From: Daniel Lezcano <daniel.lezcano@linaro.org>
To: Peter Zijlstra <peterz@infradead.org>
Cc: raistlin@linux.it, juri.lelli@gmail.com,
Ingo Molnar <mingo@kernel.org>,
Linux Kernel Mailing List <linux-kernel@vger.kernel.org>
Subject: Re: [BUG] [ tip/sched/core ] System unresponsive after booting
Date: Thu, 16 Jan 2014 14:48:51 +0100 [thread overview]
Message-ID: <52D7E343.40909@linaro.org> (raw)
In-Reply-To: <20140115120418.GD31570@twins.programming.kicks-ass.net>
On 01/15/2014 01:04 PM, Peter Zijlstra wrote:
> On Wed, Jan 15, 2014 at 09:27:34AM +0100, Daniel Lezcano wrote:
>>
>> Hi all,
>>
>> I use the tip/sched/core branch.
>>
>> After git pulling yesterday, my host is unresponsive after booting the OS.
>>
>> * It boots normally
>> * It sends info to the console
>> * The graphics does not work
>> * The terminals show the prompt, I can enter the username but after
>> pressing enter, it does not give the password prompt
>> * sysrq works more or less, I can't get the process stack but it receives
>> the command
>>
>> It is like no new process can be created.
>>
>> I have a dual Xeon processor E5325 (2 x 4 cores).
>>
>> After git bisecting, the following patch seems to introduce the bug.
>>
>> commit d50dde5a10f305253cbc3855307f608f8a3c5f73
>
> OK, so my headless WSM-EP boots just fine. Obviously it cannot confirm
> if graphics works, but I can ssh in and work on it without bother.
>
> I can even log in on the serial console without problems.
>
> I tried both tip/master and tip/sched/core.
>
> Would you happen to have a .config for me to try?
I was able to reduce the scope and reproduce the issue.

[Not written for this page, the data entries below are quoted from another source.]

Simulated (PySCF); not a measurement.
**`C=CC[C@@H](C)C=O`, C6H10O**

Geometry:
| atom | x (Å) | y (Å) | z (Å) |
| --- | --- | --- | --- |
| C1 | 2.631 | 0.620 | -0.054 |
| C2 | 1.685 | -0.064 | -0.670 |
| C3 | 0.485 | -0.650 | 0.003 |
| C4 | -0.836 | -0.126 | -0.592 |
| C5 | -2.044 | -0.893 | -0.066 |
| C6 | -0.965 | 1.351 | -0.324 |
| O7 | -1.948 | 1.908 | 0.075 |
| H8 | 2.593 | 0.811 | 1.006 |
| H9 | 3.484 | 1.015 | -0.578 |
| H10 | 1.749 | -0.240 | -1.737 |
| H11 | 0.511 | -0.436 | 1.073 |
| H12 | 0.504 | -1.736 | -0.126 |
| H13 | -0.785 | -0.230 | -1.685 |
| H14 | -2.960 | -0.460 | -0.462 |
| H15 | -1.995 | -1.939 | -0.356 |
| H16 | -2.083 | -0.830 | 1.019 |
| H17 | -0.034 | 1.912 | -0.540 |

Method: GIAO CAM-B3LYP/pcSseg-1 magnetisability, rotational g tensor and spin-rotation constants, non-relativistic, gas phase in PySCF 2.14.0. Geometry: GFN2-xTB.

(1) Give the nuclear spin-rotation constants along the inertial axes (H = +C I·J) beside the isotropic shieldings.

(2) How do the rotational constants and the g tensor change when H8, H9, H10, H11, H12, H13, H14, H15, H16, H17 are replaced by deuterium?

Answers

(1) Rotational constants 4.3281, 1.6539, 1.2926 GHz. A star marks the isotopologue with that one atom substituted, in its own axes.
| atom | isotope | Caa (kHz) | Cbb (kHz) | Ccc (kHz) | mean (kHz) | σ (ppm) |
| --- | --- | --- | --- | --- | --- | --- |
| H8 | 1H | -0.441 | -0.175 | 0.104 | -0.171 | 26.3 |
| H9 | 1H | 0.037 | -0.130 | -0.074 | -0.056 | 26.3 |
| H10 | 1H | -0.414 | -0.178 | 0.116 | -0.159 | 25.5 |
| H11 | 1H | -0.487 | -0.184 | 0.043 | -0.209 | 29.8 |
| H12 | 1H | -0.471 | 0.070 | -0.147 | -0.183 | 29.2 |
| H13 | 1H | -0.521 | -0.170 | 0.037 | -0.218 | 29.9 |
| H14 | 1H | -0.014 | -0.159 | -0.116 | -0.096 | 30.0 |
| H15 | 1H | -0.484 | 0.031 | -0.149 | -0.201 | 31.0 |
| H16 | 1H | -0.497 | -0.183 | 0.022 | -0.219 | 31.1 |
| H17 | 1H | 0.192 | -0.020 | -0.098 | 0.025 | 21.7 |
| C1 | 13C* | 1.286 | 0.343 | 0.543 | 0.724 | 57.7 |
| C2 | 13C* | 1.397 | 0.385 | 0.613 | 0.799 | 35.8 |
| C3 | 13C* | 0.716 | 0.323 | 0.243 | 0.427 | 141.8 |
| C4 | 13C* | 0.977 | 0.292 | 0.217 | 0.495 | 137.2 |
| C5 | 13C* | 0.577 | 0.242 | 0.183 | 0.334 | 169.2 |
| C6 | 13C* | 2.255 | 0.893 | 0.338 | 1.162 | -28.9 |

AFAICT, that happens with rsyslogd. When login in a tty, the login
command sends a message through /dev/log. But rsyslogd is never woken up
and blocked in poll_schedule_timeout. The login process is blocked in
unix_wait_for_peer.
I can strace rsyslogd at startup. The two last sched_setscheduler calls
fail.
> grep sched trace.out
3570 sched_getparam(3570, { 0 }) = 0
3570 sched_getscheduler(3570) = 0 (SCHED_OTHER)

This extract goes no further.